Andrew Kay: Present & correct
Tired and uninspired maybe but still full of good cheer
Ho ho ho, and a very uninspired Christmas. I sincerely hope that you are having more fun and more luck in finding the right gifts for your family and friends this year, as I am feeling singularly uninspired.
A walk around the city left me feeling cold, the amount of tat out there, specially confected to fill us with seasonal goodwill, left me feeling seasonally abused. I cannot ever imagine that I will be tempted to buy anything emblazoned with Santa, Rudolph, Christmas fairies or elves in the same way that I would never indulge in anything referring to staying calm.
Of course I realise that this drops me fairly in the middle of the bah humbug camp, which could not be further from the truth. I love Christmas, I really do – I just hate all the commercial claptrap that decorates it.

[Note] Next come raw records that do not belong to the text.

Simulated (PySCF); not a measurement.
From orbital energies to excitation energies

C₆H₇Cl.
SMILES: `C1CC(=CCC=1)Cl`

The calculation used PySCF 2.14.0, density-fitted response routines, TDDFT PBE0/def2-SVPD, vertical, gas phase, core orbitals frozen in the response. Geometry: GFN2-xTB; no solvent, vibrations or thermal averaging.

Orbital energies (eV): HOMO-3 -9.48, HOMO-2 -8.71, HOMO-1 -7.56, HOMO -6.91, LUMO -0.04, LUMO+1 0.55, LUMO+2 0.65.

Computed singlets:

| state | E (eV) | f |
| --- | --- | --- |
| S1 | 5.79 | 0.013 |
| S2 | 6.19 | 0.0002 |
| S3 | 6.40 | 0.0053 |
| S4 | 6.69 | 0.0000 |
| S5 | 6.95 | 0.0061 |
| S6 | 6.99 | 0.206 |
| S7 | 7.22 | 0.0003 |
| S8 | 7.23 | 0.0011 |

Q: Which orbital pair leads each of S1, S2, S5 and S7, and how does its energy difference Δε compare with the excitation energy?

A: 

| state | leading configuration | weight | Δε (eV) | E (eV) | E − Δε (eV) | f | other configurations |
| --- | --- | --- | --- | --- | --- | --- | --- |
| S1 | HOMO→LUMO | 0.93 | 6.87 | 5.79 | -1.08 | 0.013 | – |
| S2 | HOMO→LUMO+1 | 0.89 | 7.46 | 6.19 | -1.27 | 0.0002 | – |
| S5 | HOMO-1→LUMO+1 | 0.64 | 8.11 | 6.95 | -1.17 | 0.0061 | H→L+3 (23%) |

Good health, good cheer and good fun – Merry Christmas to you all
I wrote recently about my disbelief in religious matters, but I was reduced to tears of laughter a few days ago when a friend reported that their small child had been cast in the school Christmas play, as a spaceman (excuse me being gender specific, but the child is a boy), a non-speaking role I believe. I laughed, but not because it was particularly funny but because it was rather sad.
I understand that in a world of multi denominational education the needs of all faiths to be represented should be honoured and celebrated, but spacemen at a depiction of the birth of Christ does strike me as going too far. Even though my faith is damaged, possibly beyond repair, I want my nativity to be traditional; shepherds, sheep, a donkey, three wise men, an inn keeper and his wife maybe, Mary, Joseph … and a doll swaddled in a tea towel.
I want proper carols too, and, if you’re asking, I want ‘In The Bleak Mid-Winter’ (I don’t mind which arrangement, they all reduce me to tears).
I will happily join in any other festival or celebration too, out of respect for others (save of course those that deal in death and misery). So have a divine Divali, happy Hanukkah – but please, PLEASE, PLEASE! give it to me straight, don’t blur the lines or fluff the issues, let’s have less dumbing down and more wising up, for God’s sake, whoever that God might be.
Righto, got that off my chest, time to move on. Gifts, yes, what am I giving this Christmas? Well I think a gift should be heartfelt, something that you are as happy to give as the recipient should be to receive. I will therefore not be giving goats to villagers, standpipes or bull semen. It’s not that I think such charitable ideas are bad, far from it, but I don’t think that these gifts hit the right note for the people that I do buy for.
My nephews are at that age where anything I might choose will inevitably be wrong, so I gift them music in token form. I know they like that and that makes us all happy. For Mum, well she likes simple pleasures like nice toiletries and chocolate and warm, but pretty, clothes.
Friends get food or wine or art of some kind, depending on who they are and what they like. No one gets anything that is a seasonal joke, no Santa socks or Rudolph undies, no ugly tea mugs or jolly tea towels.
What do I want? I want what I wish you all; good health, good cheer and good fun – Merry Christmas to you all.